All the characters are represented in enclosed, private spaces: Camaca’s own apartment in Paris, a lavishly decorated hotel room in Pigalle, a luxury flat in London, or a squat occupied by friends in Montreuil, near Paris. These different settings seem to be characterized by a mix of preparation and spontaneity, and so are the subjects' postures. In the Ambre, Hugo, Jade series, for instance, the artist’s friend and collaborator Hugo Laporte is photographed alongside his two sisters and pieces of furniture he designs. If the models’ solemn expressions and extravagant attires seem to evoke traditions of formal portrait [portrait d’apparat] in painting, the illusion of perfection and sophistication is disrupted by Camaca’s framing of the picture: people unrelated to scene, for instance, appear in the background, where the light projected by a neon interferes with the camera’s flash. Another picture from the same series shows Hugo maliciously escaping from the shooting while Camaca’s shadow appears in the lower right corner, conveying a sense of rawness and nonchalance. In the next series, Eleanor, Hugo appears again in the process of painting Eleanor’s body. By showing his friends and relatives as both models and active collaborators, Camaca plays with and deconstructs the figure of the photographer as an omnipotent gaze – demonstrating an equal attention to what he sees in his subjects than to what they see in him. 

The artist punctuated each of the seven photographic series by a picture taken from Red Dead Redemption II, a video game set in the vast landscapes of nineteenth century America. Using his camera to shoot his TV screen at moments when the game was completely depopulated, Camaca created a series of vistas that evoke traditions of landscape painting and its role in expressing human solitude and desire for escape – the small dimensions of the photographs recalling the miniature paintings that could be displayed in private cabinets to provide an artificial window to the outside world. The ostensible disconnection between the Memories of a Territory series and the group of portraits is, in this sense, reconciled by the function of landscapes (and, in this case, virtual reality) as projections of the self into artificial, idealised spaces. 

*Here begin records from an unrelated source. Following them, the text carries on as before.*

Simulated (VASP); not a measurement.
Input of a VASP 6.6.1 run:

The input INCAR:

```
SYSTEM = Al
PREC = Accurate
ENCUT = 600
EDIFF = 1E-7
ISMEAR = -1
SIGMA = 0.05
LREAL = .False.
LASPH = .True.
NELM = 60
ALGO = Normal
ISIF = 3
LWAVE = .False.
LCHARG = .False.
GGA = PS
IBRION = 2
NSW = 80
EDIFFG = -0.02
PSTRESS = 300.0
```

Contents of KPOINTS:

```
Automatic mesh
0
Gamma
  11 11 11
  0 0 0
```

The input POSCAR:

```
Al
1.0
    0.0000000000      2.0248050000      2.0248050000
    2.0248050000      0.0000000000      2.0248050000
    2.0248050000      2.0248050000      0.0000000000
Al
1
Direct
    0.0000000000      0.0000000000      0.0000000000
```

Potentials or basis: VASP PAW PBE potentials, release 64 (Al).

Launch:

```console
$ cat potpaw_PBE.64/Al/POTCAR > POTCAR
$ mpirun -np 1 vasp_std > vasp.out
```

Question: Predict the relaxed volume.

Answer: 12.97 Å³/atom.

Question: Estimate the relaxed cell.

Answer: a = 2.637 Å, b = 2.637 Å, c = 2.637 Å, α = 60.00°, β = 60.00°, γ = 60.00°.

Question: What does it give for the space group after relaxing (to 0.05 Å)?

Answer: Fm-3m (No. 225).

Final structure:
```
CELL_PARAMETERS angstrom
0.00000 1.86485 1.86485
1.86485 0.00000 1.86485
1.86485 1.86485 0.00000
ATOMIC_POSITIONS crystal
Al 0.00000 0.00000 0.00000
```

Exacerbated within a context of generalised seclusion, a simultaneous feeling of uncertainty and affirmation can be found in a series of self-portraits that Camaca made with Salomé Poulodenny. This group of photographs opens with a large picture representing the photographer being spanked while triggering the camera with his right hand, a gesture that reverses the ideas of the photoshoot as metaphor of a sexual intercourse (especially when considered from a male point of view). Whereas a form of symbolic violence is expressed here, it is imposed on the photographer rather on the model. Other small details are equally important: the shaving foam on Boris’ moustache (another masculine feature denied), or a box of masks, which recalls that the picture was taken during lockdown. In the same series, Camaca alludes to the history of pornographic photography by representing himself in contorted positions – phallic attributes exposed – but (quite comically) undermines his virility by deciding to show the intervals between the poses, during which his body is shown from behind and below, entangled in stockings and tights. 

These self-portraits, I would argue, can be interpreted in relation to how female bodies are shown in other instances in the exhibition, with parts of their body covered in paint or cast in plaster, sometimes unveiling their sexual organs: a subtle inversion of the established codes in the fashion industry. The result is an almost complete absence of any form of fetishization, be it of bodies, clothes or objects. Indeed, the recurring concern of Room of Solitude might rather be negotiation: between identity and gender, composition and chaos, refinement and untidiness, tragedy and comedy, authorship and collaboration, etc. None of these dichotomies, however, are too heavily dramatized. On the contrary, they are somewhat treated with care and left unresolved. In this sense, if some of the characters are represented in a state of loneliness and seclusion (Dovydas, Arthur), this ‘solitude’ is shown as a state of exploration and acceptance, as a moment of productive introspection, and perhaps as an opportunity for change. 

Angelo Careri 

Angelo Careri is a French writer. He is the editor-in-chief of IMMERSION magazine and the founder of the poetry project THÉORIE.